Likewise, in Lake State Commodities, the court was called on to determine whether a debtor company, while insolvent, made fraudulent transfers to certain investors as part of a Ponzi scheme. 271 B.R. 575. To sustain his burden of proof, the chapter 7 trustee attempted to introduce a summary report of the debtor's business records, a summary report of investor activity and certain business records of the debtor through the trustee's own testimony. Id. at 579-80. The court sustained the defendant-investors' evidentiary objections and excluded the evidence for failure to lay a proper foundation for admissibility and because the trustee lacked personal knowledge of the matters. Id. That left the trustee's expert, Malek, and Malek's expert report, as the only evidence to prove the factual requirements of the trustee's case. Id. at 585-86. While recognizing that expert testimony may embrace an ultimate issue to be decided pursuant to Fed. R. Evid. 704, the court found it "unusual," although not categorically unheard of, that the only evidence in the case to meet the trustee's burden of proof was expert evidence.

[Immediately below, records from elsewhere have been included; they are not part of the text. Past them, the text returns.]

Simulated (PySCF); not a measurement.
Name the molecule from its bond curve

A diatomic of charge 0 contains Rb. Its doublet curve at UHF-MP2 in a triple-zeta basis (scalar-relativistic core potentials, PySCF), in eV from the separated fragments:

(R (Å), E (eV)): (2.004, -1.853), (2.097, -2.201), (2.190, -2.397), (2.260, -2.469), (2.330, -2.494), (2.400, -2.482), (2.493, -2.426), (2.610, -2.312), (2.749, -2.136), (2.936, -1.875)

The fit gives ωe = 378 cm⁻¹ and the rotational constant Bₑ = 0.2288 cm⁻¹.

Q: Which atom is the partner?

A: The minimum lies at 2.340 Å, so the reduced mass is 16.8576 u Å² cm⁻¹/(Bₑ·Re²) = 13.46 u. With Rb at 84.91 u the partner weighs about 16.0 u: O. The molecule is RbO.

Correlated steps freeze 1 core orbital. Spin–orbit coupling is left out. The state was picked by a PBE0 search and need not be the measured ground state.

In the case at hand, Mr. Pleiman opined that the Debtor orchestrated three alleged schemes to convert funds from Fujitec in the total amount of $196,681.74. While his opinion is admissible, it is of questionable efficacy to this Court as the trier of fact. As in Lake State Commodities, none of the business records that might support Mr. Pleiman's opinion were admitted into evidence. Furthermore, Mr. Pleiman testified that he took no measures to independently verify the accuracy of the records he received from Fujitec and the prosecutor nor did he interview the Debtor or other Fujitec employees as part of the investigation. Instead, Mr. Pleiman testified that he assumed that the documents received from Fujitec were authentic and accurate because they were approved by members of Fujitec management, none of whom testified at trial.
Mr. Pleiman's conclusions are belied by further assumptions he made during the investigation. Mr. Pleiman concluded that the Debtor converted $29,170.74 from Fujitec through his alleged use of a Fujitec credit card for personal expenses but, on cross-examination, admitted that these cards were issued in the employees' names and paid directly by the employees. Mr. Pleiman conceded that he was unaware of any prohibition against Fujitec employees using the credit cards for personal expenses nor did he check other employee credit cards to see if they included personal expenses. Mr. Pleiman made further assumptions about the type of expenses that seemed personal without verifying whether specific expenses for a show or dinner may have had a business purpose such as entertaining colleagues. With respect to his conclusion that the Debtor converted an additional $17,386 through "padded" expenses submitted to Fujitec for reimbursement, Mr. Pleiman admitted that he assumed that a business expense was manufactured by the Debtor if he submitted a receipt for it but the expense did not appear on the Fujitec issued credit card. Mr. Pleiman conceded on cross examination that if a business expense was paid for in some manner other than with the company credit card he would not know.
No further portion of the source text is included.